Sunday, June 26, 2011

Greenfield Village, Part 2

Continuing with my experiances at The Henry Ford Greenfield Village.
Noah Webster's home (Webster's Dictionary), built in 1823 in New Haven, CT.


Inside I spotted this colorful rug.


When I looked closer I found it was made of squares of fabric pieced together like a quilt and on each square were the appliqued circles. It made a very pretty, colorful rug.


Webster wanted all Americans to speak like New England aristocrats. His dictionary did not succeed in this endeavor, but it did standardize American spellings and even today is the most acknowledged American dictionary. His first dictionary was published in 1928 and it cost $20, about 2 weeks wages of the average worker. It took 8 years to sell 2500 copies. This is Volume 2 and has never been used and is still in its original covers with uncut pages. He published his first major revision in 1841 and paid for the printing by mortgaging his house. He only printed 3,000 copies and when he died 2 years later, had only sold half of the books.


This Cotswold Cottage was built in the early 1600s in Chedworth, Gloucestershire, England.


Inside the floors were also made of limestone, like the walls.


Thomas Edison visited his grandparents farm as a boy. This homestead was built on the farm by his grandparents around 1815 in Vienna, Ontario, Canada, and additions made in 1860.
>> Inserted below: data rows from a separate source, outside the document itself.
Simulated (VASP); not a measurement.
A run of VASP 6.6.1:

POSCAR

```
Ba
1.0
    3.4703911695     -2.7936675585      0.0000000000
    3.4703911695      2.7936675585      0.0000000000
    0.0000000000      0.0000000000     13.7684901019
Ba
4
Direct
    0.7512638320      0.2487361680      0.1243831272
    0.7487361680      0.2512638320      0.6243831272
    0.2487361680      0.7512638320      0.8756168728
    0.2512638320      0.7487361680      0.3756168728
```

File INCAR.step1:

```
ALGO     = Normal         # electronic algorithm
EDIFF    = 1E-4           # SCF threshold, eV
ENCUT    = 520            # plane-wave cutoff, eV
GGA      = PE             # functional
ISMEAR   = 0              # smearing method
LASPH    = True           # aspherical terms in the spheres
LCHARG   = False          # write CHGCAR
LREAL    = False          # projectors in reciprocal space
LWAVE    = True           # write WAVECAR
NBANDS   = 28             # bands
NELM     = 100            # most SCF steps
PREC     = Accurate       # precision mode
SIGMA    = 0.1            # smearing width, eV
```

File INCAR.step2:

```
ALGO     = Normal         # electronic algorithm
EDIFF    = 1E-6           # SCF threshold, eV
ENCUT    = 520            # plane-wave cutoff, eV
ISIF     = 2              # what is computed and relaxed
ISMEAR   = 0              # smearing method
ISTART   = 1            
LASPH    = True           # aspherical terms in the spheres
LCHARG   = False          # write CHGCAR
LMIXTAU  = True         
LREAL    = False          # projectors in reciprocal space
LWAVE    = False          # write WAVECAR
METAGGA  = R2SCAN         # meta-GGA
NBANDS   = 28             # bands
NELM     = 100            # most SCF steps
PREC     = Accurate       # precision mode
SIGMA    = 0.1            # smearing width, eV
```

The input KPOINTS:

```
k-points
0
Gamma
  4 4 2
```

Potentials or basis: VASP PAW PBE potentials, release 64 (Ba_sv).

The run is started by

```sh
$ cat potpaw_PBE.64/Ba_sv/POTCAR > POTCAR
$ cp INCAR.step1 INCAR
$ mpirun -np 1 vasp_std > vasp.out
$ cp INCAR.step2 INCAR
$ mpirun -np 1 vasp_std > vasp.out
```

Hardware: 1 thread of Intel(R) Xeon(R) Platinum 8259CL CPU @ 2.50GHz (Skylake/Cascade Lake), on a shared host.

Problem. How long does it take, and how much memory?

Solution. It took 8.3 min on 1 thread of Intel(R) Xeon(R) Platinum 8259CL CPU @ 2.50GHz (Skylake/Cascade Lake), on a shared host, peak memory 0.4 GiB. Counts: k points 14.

The Sarah Jordan Boarding House, built about 1870 in Menlo Park, NJ, across the street from Thomas Edison's laboratory. Sarah was Edison's widowed sister-in-law. Edison had purchased the several other homes for his married workers. He wanted to help his sister-in-law following his brother's death, so he asked her to come and manage this as a boarding house for his single, male workers.


Following his invention of the light bulb, Sarah's boarding house was the first home to ever have incandesent lighting installed. So many people wanted to see this new-fangled invention, Sarah started serving lunches for a small fee.


Thomas Edison's Menlo Park Complex, consisting of his offices (above), his laboratory, machine shops and other buildings was recreated in Greenfield Village in 1929. Some structural elements came from the original complex in Meno Park, NJ.


The laboratory where most of his inventions were created. His goal was to have one major invention every 6 months and one minor invention every 10 days. He believed in people working together and had many teams of workers. This is the home of the first electric light bulb, the first phonograph and many other inventions.


This was the first 'CD'. Developed by Edison for the telegraph industry, it recorded telegraph messages which could then be replayed later. No longer did the telegraph office have to be manned 24 hours a day.


Built in 1871 in Dayton, Ohio, this is the home of Orville and Wilbur Wright.


Known for their experiments with flight, they were actually in the bicycle business. This was the Wright Cycle Shop, built in Dayton, OH, around 1875. It was here in the back room they built their first airplane.


Ford wanted to sell his cars. He had made them inexpensive, affordable to most workers. But to make sure he sold his cars, he advertised. This was one of his advertisements directed solely to women.


We took a ride in a Model T. This was our driver. Did you know the Model T had no clutch. It had 3 pedals, yes, but not how you would think. The far right was the brake (where our gas is today), the middle was reverse, and the far left was the engage pedal. The gas was on the steering column.


Built in 1861 in Springwells Township, Michigan, this is the boyhood home of Henry Ford. At 16 he left home to find a job in the growing industries of Detroit instead of following his fathers legacy of farming.


Henry Ford was an amazing man, and I enjoyed learning about his life. The village was fascinating as it had both original buildings as well as creations from all over. I only showed a few of the homes of famous people, but the homes of George Washington Carver, Robert Frost, were just a few, as well as those homes of people who played a part in Henry's life.